Kiuwan cybersecurity prediction in 2020

Kiuwan Cybersecurity Predictions for 2020

Ransomware attacks will become more efficient

The capital investment for a given ransomware attack is so low that this will continue to be a big and frequent deal in 2020 for cybersecurity. It’s probable that it will become easier and cost-effective to pay the ransom and get on with business, instead of fighting it. The requests will become “right-sized” as the “ransoming business” finds the sweet spot when it comes to the “price point” of their “clients”.

Business owners should recognize that getting attacked in this way is not a matter of IF, but WHEN. They should prepare all necessary precautions so that when that bad day comes, there is an option of blowing out the system and doing a rebuild (Disaster Recovery or Business Continuity).

Two-Factor Authentication Will Slowly Become Standard

Though it has become standard and mandatory in the EU for certain types of payments over online retailers, two-factor authentication is far from being a widespread standard for cybersecurity. When it is offered only as an option, the hardest part is getting people to use it.

However, as the general population becomes more and more aware of data protection, we predict that many will choose to adopt MFA to protect their assets.

Artificial Intelligence (AI) is on its Way to Becoming a Key Player in Cybersecurity

Though we still haven’t seen a fully AI-powered malicious attack, it is highly likely that the “bad guys” will do like all good businesses and take routine tasks (e.g. hacks that worked and are commoditized now) and push them into automation (if that isn’t already “business as usual”). The next stage is to begin to fold in ML/AI to target their efforts and increase efficiency.

IS practitioners will be forced to step up their game (because of limited bodies, limited hours in a day, unlimited attackers and attacks with increasing sophistication) and get up every morning, look themselves in the mirror and (repeat after me): Work Smarter Not Harder. They will be forced to follow the lead of the hackers and take routine tasks off of human responders and assign those tasks to AI to help reduce the total noise in the system and bubble up the items of interest (insert segue here to rant about how 2020 will NOT be a year of increasing intelligence around Risk Management).

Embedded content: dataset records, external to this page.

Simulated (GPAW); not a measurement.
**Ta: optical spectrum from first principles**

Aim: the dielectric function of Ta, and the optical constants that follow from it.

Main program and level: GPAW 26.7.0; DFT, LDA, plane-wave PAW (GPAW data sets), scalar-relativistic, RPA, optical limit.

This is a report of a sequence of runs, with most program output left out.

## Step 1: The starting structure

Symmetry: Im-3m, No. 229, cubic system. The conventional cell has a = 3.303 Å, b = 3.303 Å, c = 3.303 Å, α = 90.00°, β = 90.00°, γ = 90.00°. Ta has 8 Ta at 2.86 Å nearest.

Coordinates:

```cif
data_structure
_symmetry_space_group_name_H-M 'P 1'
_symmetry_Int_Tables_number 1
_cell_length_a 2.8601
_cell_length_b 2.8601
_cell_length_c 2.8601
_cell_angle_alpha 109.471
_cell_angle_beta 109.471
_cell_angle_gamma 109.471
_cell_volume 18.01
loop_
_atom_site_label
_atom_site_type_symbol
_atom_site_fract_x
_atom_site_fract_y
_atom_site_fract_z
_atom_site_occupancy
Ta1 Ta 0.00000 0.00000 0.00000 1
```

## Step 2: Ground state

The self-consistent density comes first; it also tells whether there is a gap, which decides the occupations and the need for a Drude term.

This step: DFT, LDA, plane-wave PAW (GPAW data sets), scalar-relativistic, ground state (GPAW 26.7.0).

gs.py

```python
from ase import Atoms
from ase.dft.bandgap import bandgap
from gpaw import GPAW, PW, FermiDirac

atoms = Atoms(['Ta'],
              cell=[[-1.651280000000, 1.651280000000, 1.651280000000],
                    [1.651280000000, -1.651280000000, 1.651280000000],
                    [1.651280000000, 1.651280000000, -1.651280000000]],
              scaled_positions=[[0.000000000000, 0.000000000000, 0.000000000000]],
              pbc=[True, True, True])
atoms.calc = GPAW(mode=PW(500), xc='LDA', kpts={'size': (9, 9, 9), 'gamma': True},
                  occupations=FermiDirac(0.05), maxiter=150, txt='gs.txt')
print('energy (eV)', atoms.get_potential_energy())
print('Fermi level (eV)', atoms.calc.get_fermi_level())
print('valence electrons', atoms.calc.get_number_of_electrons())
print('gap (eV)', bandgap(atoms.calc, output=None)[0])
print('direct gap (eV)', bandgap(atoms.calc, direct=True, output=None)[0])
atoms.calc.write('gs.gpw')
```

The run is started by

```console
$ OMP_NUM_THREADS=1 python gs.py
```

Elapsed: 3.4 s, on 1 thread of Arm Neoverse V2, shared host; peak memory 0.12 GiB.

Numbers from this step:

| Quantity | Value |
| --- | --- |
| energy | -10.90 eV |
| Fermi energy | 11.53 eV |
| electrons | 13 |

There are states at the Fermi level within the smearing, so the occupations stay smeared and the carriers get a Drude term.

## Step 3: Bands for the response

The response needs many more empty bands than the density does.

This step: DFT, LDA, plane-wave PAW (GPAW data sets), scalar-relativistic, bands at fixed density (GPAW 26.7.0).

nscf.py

Security Spending Will Keep On Increasing

This one is almost a freebie, with the increase in tech and decrease of the barriers to entry for a given hacker, the other side (IS) must add more fuel to keep pace. IS people are in short supply, awareness is up, penalties exist (think about GDPR, CCPA, and about 50 others), barriers to entry for hackers are down. Spending on security is bound to increase exponentially in this year.

Attacks on data will be more threatening than Cyberwar

There has always been a cyberwar component (North Korea, Russia, Iran, FVEY, etc.) just as there is a space war component (killer satellites and satellite killers: India, China, US, etc.) – it is just that most of us don’t get wrapped up in that level of work. International Cyberwar was not so widespread as predicted; however, a lot happened with regards to disinformation and data manipulation.

What we did see and will see more of in 2020 is attacks on data.

Data usage, data manipulation, poisoning, maybe data DDoS. 5G and the shift from the Internet of People to a truer IoT will mean significant upticks in data flows and the opening of new threat vectors (our database people/processes/paradigms will probably start to be a really big deal in the coming years). Persistence values will probably be found to be wildly underestimated (i.e. lurkers that penetrate a system and “hang out” there, spreading through the system and creating many back doors for others to access your network and reduce cybersecurity level).

Supply-Chain Attacks will continue increasing in 2020

This will be a 2020 thing as a variation of Ransomware. Attackers can give companies the option: “Either I lock down your computers or disrupt your supply chain – your choice.” It is then up to companies to figure out the daily cost of that disruption and send attackers 85% of that to put everything back to normal.

Rise of Evangelism for Basic Cyber Hygiene

In 2020 we predict the rise of evangelism for basic cyber hygiene. That is, simple, cost-effective steps that can be done at all levels of an organization (or home) that will leave folks in a better, more defensible posture. These include such strategies as two-factor authentication (2FA)/multi-factor authentication (MFA) using SMS or an authenticator app, password managers, extremely strong passwords (> 12 characters), regular backups, etc. For organizations, essential strategies include segmentation, disaster recovery, and business continuity thinking/planning.